Opinion was divided yesterday over whether the Supreme Court ruling in the Bewley's case was going make a ripple or a splash in the Republic's commercial property market.
Following an appeal by Bewley's Grafton Street landlord, the Johnny Ronan-controlled Ickendell Ltd, the Supreme Court threw out last year's High Court ruling, which held that a term in the café's lease allowed its rent to be cut when it came up for review every five years.
The clause declared that, following the review date, the payment would be the “higher of rent for the preceding five-year period and the then open market rent”.
The High Court found that the words “preceding five-year period” referred to the initial five-year period of the lease, dating to the late 1980s. That allowed Bewley’s to cut its rent last year to €728,000 from €1.46 million. However, the Supreme Court yesterday upheld Ickendell’s argument that the clause meant the rent could not be cut.
Solicitor Andrew Muckian, head of law firm William Fry's property department, agrees that the case turned on a specific clause in the agreement between Bewley's and its landlord, but says similar provisions are likely to be found in other such leases too.
“They are reasonably common,” he says, adding that the clause was popular in leases drawn up in the 1908s to mid-1990s, but its use diminished after that.
Before the High Court ruling, landlords, tenants and investors believed these clauses meant rents could not fall following a review.

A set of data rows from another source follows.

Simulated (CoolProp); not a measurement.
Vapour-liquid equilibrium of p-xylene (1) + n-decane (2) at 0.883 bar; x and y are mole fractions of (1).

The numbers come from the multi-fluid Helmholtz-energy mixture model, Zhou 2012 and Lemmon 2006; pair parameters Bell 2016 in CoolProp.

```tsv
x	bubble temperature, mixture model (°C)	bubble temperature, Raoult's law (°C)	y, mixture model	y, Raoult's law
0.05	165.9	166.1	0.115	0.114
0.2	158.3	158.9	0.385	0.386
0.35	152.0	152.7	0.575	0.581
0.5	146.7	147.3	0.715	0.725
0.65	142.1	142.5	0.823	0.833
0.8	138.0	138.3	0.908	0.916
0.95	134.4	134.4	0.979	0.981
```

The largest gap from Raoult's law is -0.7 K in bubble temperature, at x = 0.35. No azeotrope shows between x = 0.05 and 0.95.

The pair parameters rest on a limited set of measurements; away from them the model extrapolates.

Mr Muckian explains that the original judgement created a lot of uncertainty in the market. Investors had to factor the likelihood that the Supreme Court would uphold it into their calculations. “The decision removes that significant uncertainty,” he says.
However, while others in the property industry agree the Supreme Court has cleared this uncertainty, they are less sure of its significance for the market as a whole. Some suggested that fewer than one in 50 leases could feature similar terms.
Larry Brennan, chairman of estate agent Savills and head of its commercial property division, argues they are rare. The impact of the Bewley's case, he says, was never going to be felt across the market, but only by a specific, small number of tenants and landlords. "It's a clarification of a possible negative as opposed to a significant positive," he adds.
While there is debate about its immediate impact, the ruling is likely to have less relevance as time goes on, as the Oireachtas outlawed upward-only rent reviews in March 2010.
The first commercial property leases drawn up since the law changed are likely to come up for review next year, giving the market an indication as to how the new legislation will work in practice.
One thing that nobody was willing to rule out yesterday was the possibility of further litigation over the “old fashioned” upward-only reviews. There was speculation that a favourable ruling for Bewley’s would have sparked similar claims. That will not materialise, but property market players suspect there may yet be other tenants who believe they have even better grounds than Bewley’s for challenging upward-only rent clauses.